Open allefeld opened 4 years ago

allefeld commented 4 years ago

I have a notebook that contains plots generated by Plotly. These plots are usually interactive, so they are not suitable for export to static formats. But it is possible to configure Plotly to create e.g. pdf plots, which are embedded as application/pdf objects in the notebook. If I then use nbconvert to convert the notebook to a pdf, the pdf plots are embedded as expected. The same holds for LaTeX export, the code contains \adjustimage commands and the plots are put as pdf files in a subdirectory notebook_files.

However, when I export to Markdown, the plots are simply missing.

I understand that Markdown was originally intended as an easy way to write HTML, where pdf plots don't make sense. But since you use Pandoc internally, you are certainly aware that with Pandoc, Markdown has become much more versatile. Depending on which format one converts to, including pdf plots with standard Markdown syntax ![](plot.pdf) makes perfect sense.

This is important to me because though I use LaTeX for pdf creation, I very much prefer writing Pandoc-Markdown over LaTeX. I'm an academic, and I write everything from todo lists to journal papers using Pandoc' Markdown, and I have a pipeline set up that creates pdfs from Markdown files the way I like it. Being able to convert a notebook into this kind of file I work with everyday would be extremely useful.

Is this something you may support, e.g. as a fix to the Markdown exporter? Or on a slightly larger scale, by having a Pandoc-Markdown exporter?

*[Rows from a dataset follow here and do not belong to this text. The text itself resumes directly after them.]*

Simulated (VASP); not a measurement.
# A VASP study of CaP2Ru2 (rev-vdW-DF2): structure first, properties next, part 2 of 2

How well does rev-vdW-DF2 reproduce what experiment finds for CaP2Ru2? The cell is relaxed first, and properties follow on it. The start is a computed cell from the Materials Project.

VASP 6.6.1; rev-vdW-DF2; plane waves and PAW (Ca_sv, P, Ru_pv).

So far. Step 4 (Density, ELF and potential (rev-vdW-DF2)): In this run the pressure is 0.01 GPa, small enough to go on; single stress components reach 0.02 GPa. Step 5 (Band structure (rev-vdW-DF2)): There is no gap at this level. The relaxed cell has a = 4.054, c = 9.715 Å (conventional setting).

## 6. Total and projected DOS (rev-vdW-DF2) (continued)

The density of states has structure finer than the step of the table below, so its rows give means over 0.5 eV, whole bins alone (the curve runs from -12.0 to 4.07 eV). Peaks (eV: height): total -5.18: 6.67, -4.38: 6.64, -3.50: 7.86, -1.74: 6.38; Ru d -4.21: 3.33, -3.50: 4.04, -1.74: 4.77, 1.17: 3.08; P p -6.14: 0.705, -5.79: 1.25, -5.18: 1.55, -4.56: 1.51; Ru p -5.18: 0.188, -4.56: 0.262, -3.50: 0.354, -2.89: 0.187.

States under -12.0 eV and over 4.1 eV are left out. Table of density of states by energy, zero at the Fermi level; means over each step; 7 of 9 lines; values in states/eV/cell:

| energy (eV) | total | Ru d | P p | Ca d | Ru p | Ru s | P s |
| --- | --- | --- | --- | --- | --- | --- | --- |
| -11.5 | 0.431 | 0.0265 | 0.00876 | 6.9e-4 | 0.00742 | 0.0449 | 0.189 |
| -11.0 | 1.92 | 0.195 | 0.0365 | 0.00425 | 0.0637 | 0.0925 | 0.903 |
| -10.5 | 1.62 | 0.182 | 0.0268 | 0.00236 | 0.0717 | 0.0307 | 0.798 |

As a workaround, I tried converting the LaTeX export to Markdown via Pandoc, but that fails (in my case, over Verbatim environments).

Nbconvert version: 5.6.1

MSeal commented 4 years ago

Would something like https://github.com/jupyter/nbconvert/pull/1285 allow for what you're looking for?

I think I want to switch our default pdf conversion to a pandoc based solution over a LaTeX version for 6.0. It's the next thing on my place for the release (will be working on it this next weekend some), but generally the tools available are all problematic with their own subselection of things that do or don't render as one would want or severe tradeoffs for what's allowed.

allefeld commented 4 years ago

I'm afraid I don't understand what #1285 is about. Maybe?

I looked into the design of nbconvert to see whether I can fix this myself, and my impression was that it is quite a patchwork. I had imagined that maybe there is a conversion to Markdown first, and then other export formats are generated from that via Pandoc, but that does not seem to be the case. So a solution that is generally based on Pandoc might be both more straightforward and more powerful.

On the other hand, since the addition of ipynb to Pandoc 2.6, nbconvert now tends to be redundant with Pandoc itself. I don't have the overview, but is there something that nbconvert can do that Pandoc cannot, at least in principle? – I tried using Pandoc directly for my purpose, which ran into it's own problems, but jgm responded so they may be resolved soon. see https://github.com/jgm/pandoc/issues/6430

MSeal commented 4 years ago

I'm afraid I don't understand what #1285 is about. Maybe?

It renders a chrome browser view of the notebook to PDF, which I think would enable exactly what you're describing. You could try checking out that PR branch and running the command in the PR against your notebook to see if it works (would be a nice test).

had imagined that maybe there is a conversion to Markdown first, and then other export formats are generated from that via Pandoc

No, many conversions wouldn't survive transition to markdown then to a second format while preserving shapes and formatting (LaTeX equations for example which drove a lot of early nbconvert development before I joined). Nbconvert's logic for doing the more complex conversions is difficult to walk through. I've been trying to keep basic support there but the design overall is overcomplicated and the grid of combinations of features for rendering is really really big so having everything that's visible from a webapp embed convertable to all other formats is somewhat unmaintainable.

I don't have the overview, but is there something that nbconvert can do that Pandoc cannot, at least in principle?

Many of the latex and styles nbconvert handles weren't covered by pandoc last time I looked into it. I would love if nbconvert became more of a styler for pandoc commands over time. I need to take a deeper look at the state of pandoc conversions and see what the current gaps are before assessing that more.